What is the relationship between a culture and its language? If there is a Mediterranean culture, does a Mediterranean language exist?
If on the one hand, it is true that the language, the codified language, represents a unifying factor of a culture and a population, on the other it is equally true that the language, the spoken language, responds to the primary need to communicate by breaking the patterns and structured codes, building new idioms that respond to the primary purpose of communicating, of mediating, becoming a means of encounter between different cultures.
Some of these idioms have never become a true language, yet they have been used for centuries and codified languages possess the characteristic of describing a community.
The language of the sea
This was the fascinating case of the Sabir language, also known as the language of the sea, and the sea was the Mediterranean, the sea between the lands, the highway that for about a millennium was traveled far and wide, crossing people in travel between Europe, Africa, and the Middle East, for various reasons: trade mainly, but also for political reasons, for study, for love, and for wars and raids. But beware, wars and raids, in a very minority compared to what is commonly believed.

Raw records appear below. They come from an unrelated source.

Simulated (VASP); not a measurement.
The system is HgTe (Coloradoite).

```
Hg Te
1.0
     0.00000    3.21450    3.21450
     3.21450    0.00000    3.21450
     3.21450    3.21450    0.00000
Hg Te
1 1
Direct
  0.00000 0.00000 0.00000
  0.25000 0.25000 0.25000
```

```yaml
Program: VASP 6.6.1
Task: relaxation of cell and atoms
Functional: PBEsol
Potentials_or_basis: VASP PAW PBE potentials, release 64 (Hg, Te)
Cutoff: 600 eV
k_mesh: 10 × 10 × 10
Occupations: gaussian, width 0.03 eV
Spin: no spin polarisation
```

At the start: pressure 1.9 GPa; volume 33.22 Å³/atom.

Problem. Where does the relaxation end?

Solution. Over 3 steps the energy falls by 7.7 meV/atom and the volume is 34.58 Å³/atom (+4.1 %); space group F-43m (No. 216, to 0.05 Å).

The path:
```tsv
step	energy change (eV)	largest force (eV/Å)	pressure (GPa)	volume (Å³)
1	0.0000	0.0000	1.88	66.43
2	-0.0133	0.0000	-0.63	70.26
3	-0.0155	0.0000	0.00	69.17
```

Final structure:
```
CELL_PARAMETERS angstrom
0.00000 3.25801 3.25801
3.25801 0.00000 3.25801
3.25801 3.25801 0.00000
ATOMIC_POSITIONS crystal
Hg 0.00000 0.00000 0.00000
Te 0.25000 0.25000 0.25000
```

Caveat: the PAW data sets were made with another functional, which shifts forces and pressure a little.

A necessary idiom, the Sabir, to anyone who wanted to travel to the Mediterranean ports, very useful especially on board of mixed crew boats, characterized by a very simple grammar and a mixture of terms from the Arabic, French, Italian and Spanish, whose practice is evidenced by a dictionary written in 1830 (Dictionnaire de la langue franque ou petit Mauresque).
For us, it is a further element of confirmation that the Mediterranean is a unique land, a land whose cities overlook different continents, a land with a unique culture to which we feel we belong deeply.